I love Arundhati Roy’s flowing, calligraphic signature! Amitav Ghosh signs with a flourish too. Pavan K Varma is probably one of the few English authors who signs in Hindi. I also discovered that some authors, William Darlrymple for instance, won’t sign pirated copies (and I suspect there are others who would gladly inscribe one with a flourish feeling it a compliment of sorts that pirate editions exist of their books!) Another interesting way authors sign is to inscribe a line that plays off the book title: when inscribing a copy of “Bookless in Baghdad” to me, Shashi Tharoor wrote “May you never remain bookless” and Kapil Sibal once inscribed a line to rhyme with the title. Kiran Bedi likes to sign off with ‘Blessings’ and Abdul Kalam with ‘Greetings’.



Crossing out the printed name seems to be a recent common practice among many authors – I think this means the signed name is now a substitute for the printed one! This way the inscription becomes more personalized and individual. I recently wrote to Pico Iyer to ask about this. “I always try to write something, by way of individual message,” he wrote back, “and I have always crossed out the printed version of my name. And somehow, when I first began signing books, way back in 1988, I got in the habit of putting the name of the place where the signing took place and the month and year. Who knows why, but now I have the habit, I can’t break it!” Vikram Chandra writing to me said, “Oh, I generally just do the very boring, “With best wishes…” followed by a signature.”  

Talking about date formats, I’ve noticed that some of our authors have interesting ways of dating their books after they sign. Rana Dasgupta always writes the date in this format- 12/X1/15 – and I’ve always found the roman letter in between very charming! “How I sign,” said Suresh Menon, responding to my query, “depends on whom I sign it for. I always have a message – from ‘best wishes’ and ‘happy reading’ for people I don’t know very well to longer personal messages to those I do. Once I wrote, “Hope you buy my other books too”, but that was to a friend! I always sign on the author page, sometimes canceling the printed name. I write the date, and often the venue too. Gosh, you’ve made me think of stuff I hadn’t paid much attention to.”

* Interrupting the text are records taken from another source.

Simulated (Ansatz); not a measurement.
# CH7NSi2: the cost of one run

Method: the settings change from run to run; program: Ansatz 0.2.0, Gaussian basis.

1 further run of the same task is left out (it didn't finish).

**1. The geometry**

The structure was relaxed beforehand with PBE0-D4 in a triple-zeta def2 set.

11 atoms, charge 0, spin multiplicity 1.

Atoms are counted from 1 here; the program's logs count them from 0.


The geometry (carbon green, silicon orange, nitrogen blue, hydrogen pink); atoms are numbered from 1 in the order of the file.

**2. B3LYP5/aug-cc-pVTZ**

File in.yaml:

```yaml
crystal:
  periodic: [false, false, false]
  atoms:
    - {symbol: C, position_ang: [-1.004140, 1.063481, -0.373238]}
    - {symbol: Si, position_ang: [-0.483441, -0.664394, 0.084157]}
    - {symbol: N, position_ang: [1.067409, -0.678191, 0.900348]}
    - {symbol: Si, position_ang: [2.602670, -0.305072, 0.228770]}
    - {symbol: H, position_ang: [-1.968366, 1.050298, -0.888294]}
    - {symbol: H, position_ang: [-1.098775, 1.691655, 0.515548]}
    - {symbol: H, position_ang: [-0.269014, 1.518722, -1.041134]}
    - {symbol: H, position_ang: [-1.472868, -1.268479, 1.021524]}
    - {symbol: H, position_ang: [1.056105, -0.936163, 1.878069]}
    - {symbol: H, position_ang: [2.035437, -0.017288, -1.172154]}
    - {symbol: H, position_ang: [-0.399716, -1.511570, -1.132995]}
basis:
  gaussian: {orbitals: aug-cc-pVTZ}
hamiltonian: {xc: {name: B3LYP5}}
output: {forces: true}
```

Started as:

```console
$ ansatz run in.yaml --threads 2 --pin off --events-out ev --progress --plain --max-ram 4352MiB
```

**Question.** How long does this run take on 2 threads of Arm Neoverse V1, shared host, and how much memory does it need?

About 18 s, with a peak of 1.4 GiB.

One of the more fascinating things about authors signing books is the kind of pen they use – or in some cases pencil. There is a tradition in the West of deliberately signing in pencil: many authors, poets and fine press printers think this is a more elegant and individual way of signing books. But for Indian authors, however, signing in pencil would be unthinkable, and they would do it only if a pen wasn’t available at the time! Arun Shourie told me, “I prefer the pen to have black ink.”  And Anita Nair said, “I strike out the printed name and usually use a fountain pen to sign. I discover that I make spellos when I sign with anything else.”

Of the two copies of the autobiography of Milkha Singh I have, one is signed by Singh and the other by Farhan Akhtar, who played his part on screen. (I should say here that Milkha’s autograph is one of the most unique…there is no way that anyone can ever guess from the signature that is his!). Around the time I was doing a book tour for my (co-authored) book Gifted: Inspiring Stories of People with Disabilities, I would inscribe each copy with “You are Gifted.” I found myself writing that not only because the title leant itself to this pun, but also because I wanted each reader to think of themselves, like the people in the book, as being really gifted.

Is this pursuit for signed copies mere autograph hunting, a kind of literary stalking? While I do it for the pleasure and the thrill it gives me to get the book I admire signed by its author, book scholars and bibliographers in the West have been looking at inscribed copies of books as an exciting new source to learn more about the sensibility, mind and life of an author. I feel a deep if not a complete collection (and not just mine, but that of any collector) of signed and inscribed copies by Indian authors can one day, similarly, be a useful, revealing and charming insight into our literary heroes and their connection with us, their readers.